Beerkens and van Limpt 2001 [NPR] ) report the energy intensity of continuous glass furnaces in Europe and the USA as 4 to 10 GJ/t of container glass and 5 to 8.5 GJ/t of flat glass, depending on the size and technology of the furnace and the share of cullet used. The energy consumption for batch production is higher, typically 12.5 to 30 GJ/t of product (Römpp, 1995 ). Assuming an average energy use of 7 GJ/t of product, half from natural gas and half from fuel oil, yields an emission factor of 450 kg energy related CO2/t of product. Globally, energy used in the production of container and flat glass results in emissions of approximately 40 to 50 MtCO2 (11 to 14 MtC) per year. Emissions from the decarbonisation of soda ash and limestone can contribute up to 200 kg CO2/t (55 kgC/t) of product depending on the composition of the glass and the amount of cullet used (EU-BREF Glass, 2001 [NPR] ).

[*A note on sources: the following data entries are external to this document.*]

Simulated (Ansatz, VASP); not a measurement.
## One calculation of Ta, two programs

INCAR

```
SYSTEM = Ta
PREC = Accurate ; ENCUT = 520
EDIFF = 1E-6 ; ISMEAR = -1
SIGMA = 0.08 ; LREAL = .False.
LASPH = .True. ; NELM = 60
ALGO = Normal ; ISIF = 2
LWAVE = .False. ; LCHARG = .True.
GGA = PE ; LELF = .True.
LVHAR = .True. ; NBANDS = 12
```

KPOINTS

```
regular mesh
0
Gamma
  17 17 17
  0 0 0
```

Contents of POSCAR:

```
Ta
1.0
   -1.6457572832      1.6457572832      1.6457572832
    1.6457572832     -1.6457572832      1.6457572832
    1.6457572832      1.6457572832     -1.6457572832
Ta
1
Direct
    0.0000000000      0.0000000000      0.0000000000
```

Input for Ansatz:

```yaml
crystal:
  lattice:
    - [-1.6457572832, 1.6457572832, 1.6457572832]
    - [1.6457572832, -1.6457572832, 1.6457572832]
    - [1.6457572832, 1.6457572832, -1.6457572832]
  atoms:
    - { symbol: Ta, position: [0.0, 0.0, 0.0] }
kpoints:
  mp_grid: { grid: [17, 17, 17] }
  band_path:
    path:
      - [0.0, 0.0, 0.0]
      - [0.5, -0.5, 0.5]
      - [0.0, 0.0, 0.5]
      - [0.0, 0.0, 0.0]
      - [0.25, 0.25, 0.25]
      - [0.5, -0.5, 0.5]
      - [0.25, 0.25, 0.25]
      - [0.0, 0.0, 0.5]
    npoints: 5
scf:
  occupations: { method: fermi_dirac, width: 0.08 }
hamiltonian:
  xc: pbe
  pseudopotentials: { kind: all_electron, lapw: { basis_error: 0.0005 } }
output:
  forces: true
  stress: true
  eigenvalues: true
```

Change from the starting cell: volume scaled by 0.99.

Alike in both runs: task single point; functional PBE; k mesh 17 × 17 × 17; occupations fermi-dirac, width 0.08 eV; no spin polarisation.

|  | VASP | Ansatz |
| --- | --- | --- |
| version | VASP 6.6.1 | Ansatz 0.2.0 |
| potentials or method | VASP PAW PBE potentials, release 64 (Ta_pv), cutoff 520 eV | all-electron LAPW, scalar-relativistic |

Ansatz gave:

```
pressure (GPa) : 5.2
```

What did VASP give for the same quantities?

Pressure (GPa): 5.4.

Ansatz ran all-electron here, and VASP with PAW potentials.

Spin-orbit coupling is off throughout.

The mid-term emission potential for energy efficiency improvements is less than half of what corresponds to the range of efficiencies reported by Beerkens and van Limpt 2001 [NPR] ), which also reflect differences in product quality and furnace age. The global potential for emissions reduction from fuel switching is unknown. The main mitigation options in the industry include: improved process control, increased use (up to 100%) of cullet (Kirk-Othmer, 2005 ), increased furnace size, use of regenerative heating, oxy-fuel technology, batch and cullet pre-heating, reduction of reject rates ( Beerkens and van Limpt, 2001 [NPR] ), use of natural gas instead of fuel oil, and CO2 capture for large oxy-fuel furnaces. High caloric value biogas could be used to reduce net CO2 emissions, but potential new break-through technologies are not in sight.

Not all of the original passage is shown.